Closed fehiepsi closed 3 months ago
This example looks pretty interesting to me.
I believe the model could implemented like this ?
def model(X, y):
N, d = X.shape
pi = numpyro.param('pi', np.ones((d,)) * 0.5, constraint=unit_interval)
xi = numpyro.sample('xi', dist.Bernoulli(probs=pi), infer={'enumerate': 'parallel'})
w = numpyro.sample('w', dist.Normal(0, xi))
return numpyro.sample('obs', dist.Normal(np.dot(X, w)), obs=y)
Haven't figured out how to write the inference part, is Enum_elbo
available in Numpyro now?
Hi @xidulu, I think you can use MCMC for this model. We haven't supported enum for SVI yet. Regarding the model, I think it does not make sense to use xi
for scale of Normal distribution (e.g. scale can't take 0 values). Your model looks a bit different from spike and slab regression. I guess there is a typo or something?

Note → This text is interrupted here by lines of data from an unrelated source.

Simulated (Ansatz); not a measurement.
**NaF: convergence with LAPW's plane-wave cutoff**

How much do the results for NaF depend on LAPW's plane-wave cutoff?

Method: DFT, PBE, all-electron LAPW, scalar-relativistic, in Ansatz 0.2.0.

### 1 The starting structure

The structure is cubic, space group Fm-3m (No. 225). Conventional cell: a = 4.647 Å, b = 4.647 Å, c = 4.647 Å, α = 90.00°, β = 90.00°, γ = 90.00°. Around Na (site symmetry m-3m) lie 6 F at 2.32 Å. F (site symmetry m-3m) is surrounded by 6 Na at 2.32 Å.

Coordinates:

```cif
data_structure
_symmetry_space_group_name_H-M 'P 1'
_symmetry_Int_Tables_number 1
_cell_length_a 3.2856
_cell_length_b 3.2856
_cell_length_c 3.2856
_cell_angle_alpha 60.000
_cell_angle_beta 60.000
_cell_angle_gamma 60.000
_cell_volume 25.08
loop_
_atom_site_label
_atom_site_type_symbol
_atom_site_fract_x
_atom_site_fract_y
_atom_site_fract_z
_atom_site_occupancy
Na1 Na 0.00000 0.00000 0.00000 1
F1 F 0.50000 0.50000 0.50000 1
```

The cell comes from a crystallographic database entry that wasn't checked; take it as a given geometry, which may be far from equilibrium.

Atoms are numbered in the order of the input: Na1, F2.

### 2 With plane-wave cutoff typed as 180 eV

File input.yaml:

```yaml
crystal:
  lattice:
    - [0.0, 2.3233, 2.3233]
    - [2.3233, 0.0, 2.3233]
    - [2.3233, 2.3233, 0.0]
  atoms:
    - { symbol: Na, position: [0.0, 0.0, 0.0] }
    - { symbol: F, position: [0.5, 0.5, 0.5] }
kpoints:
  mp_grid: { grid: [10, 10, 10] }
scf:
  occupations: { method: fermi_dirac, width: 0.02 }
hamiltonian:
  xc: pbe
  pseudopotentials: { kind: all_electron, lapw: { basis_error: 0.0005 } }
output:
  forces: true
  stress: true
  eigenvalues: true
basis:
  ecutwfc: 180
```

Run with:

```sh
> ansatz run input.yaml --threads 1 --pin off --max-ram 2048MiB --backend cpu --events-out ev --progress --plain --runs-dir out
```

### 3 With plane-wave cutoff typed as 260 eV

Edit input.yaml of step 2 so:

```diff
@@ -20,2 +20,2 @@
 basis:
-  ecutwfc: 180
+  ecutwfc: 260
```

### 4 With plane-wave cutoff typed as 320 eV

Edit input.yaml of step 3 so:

Hi @fehiepsi My knowledge on spike and slab prior mostly comes from : Eq 11 in https://arxiv.org/pdf/1810.04045.pdf
I will take a look at the more authentic spike and slab prior in the paper you linked and polish my code.
Thanks @xidulu! Now, I can see what you meant. Unfortunately, there is a limitation in NumPyro that Normal(0, xi) can't represent the Delta probability when xi=0. You can get around that issue by using w = xi * Normal(0, 1).
@fehiepsi
def model(X, y):
N, d = X.shape
with numpyro.plate('d', d):
pi = numpyro.sample('pi', dist.Beta(0.5, 0.5))
xi = numpyro.sample('xi', dist.Bernoulli(probs=pi))
w = numpyro.sample('w', dist.Normal(0., 10.0))
return numpyro.sample('obs', dist.Normal(np.dot(X, w * xi)), obs=y)
It seems that the code above is incompatible with the enumeration mechanism:
<ipython-input-31-1286a6ff5a73> in model(X, y)
5 xi = numpyro.sample('xi', dist.Bernoulli(probs=pi))
6 w = numpyro.sample('w', dist.Normal(0., 10.0))
----> 7 return numpyro.sample('obs', dist.Normal(np.dot(X, w * xi)), obs=y)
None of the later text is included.